Har’Akir encompasses many different land types and climates, almost as varied as the goods in its marketplaces. To the south, looming mountains slope like spearheads, blocking the way to Luxur. Flatter foothills and mountain passes offer passage to the southern country, but most travelers prefer to reach Luxur by ship. Gnolls live in those mountains, and they know the passes and easy crossings as well as anyone. Unprepared souls who attempt to traverse the mountains generally wind up on a ship anyway: in the belly of a slave galley on its way to the Fleshfairs.

In the north, warm green savannahs stretch for miles. Clusters of tall trees, with long branches that extend only from the very tops of the trunks, stand like open umbrellas to offer moderate shade. Thin rivers and still pools provide water for the many animals that roam the fertile plains, such as camelopards, Har’Akiri lions, gazelles, and more. At times, the savannah gives way to lush jungles that develop around hot spots: underground heat vents that warm the area, turning fresh water murky and sulfurous and fostering the growth of plant life. Farther south still, the plains dry up into arid stretches of desert. The dangers of desert life—scorpions, jackal rats, sand eels, and ancient curses—are many.

Religion in Har’Akir

The predominant religion in Har’Akir is Eristemus’s faith, as the god of mercantilism, money, and travel finds much support among the buyers and sellers of the nation’s famous markets. Even followers of other deities often murmur a prayer to Eristemus before engaging in a business deal, or drop a few coins in one of Eristemus’s tithe-boxes after a successful sale.

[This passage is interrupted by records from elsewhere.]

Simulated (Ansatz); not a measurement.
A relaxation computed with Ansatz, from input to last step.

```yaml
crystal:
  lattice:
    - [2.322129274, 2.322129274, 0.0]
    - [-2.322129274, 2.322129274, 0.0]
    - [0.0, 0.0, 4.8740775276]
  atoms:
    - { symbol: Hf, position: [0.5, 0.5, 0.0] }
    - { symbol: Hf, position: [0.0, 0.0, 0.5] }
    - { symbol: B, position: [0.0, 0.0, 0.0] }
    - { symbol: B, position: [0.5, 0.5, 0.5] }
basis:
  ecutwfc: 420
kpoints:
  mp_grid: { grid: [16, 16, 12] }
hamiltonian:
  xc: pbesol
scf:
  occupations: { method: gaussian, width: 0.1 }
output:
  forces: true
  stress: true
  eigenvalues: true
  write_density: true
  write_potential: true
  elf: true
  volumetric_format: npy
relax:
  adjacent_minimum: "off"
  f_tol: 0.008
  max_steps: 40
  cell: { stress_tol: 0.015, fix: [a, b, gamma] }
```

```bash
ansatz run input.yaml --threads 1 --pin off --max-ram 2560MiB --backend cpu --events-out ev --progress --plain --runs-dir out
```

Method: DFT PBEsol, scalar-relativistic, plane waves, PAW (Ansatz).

Erdhon enjoys the largest following after Eristemus. In a country with so much sun, and where the heat can grow intense enough to cause damage or death, it seems only natural that many would revere the god of the sun. Erdhon’s clerics play a major role in defending Agazier, and Har’Akir in general, and most citizens see them as benevolent and admirable crusaders. Unfortunately, Erdhon’s strong presence here also draws cultists of Drauluin seeking to destroy the Dawnflower’s followers. Agaleus, Daria and Valkrys also enjoy moderate followings in Har’Akir. Gnolls revere Evaless, and many shrines in the mountains pay homage to the Mother of Monsters.

Creatures of Har’Akir

Many animals on the plains and in the desert are native to Har’Akir, known in other lands only because of the luxurious pelts traded in the marketplace. On the plains, the most common creatures are Har’Akiri lions (great golden beasts with white manes), gazelles, zebras, blink dogs and camelopards. Jungle areas include such wildlife as alligators, giant snakes, lizards, stirges, and tribes of lizardfolk. In the desert, one finds camels, sand eels, basilisks, behirs, wild horses, scorpions, and buzzards. In the mountains, there are mountain lions, wild goats, dragonnes, and gnolls.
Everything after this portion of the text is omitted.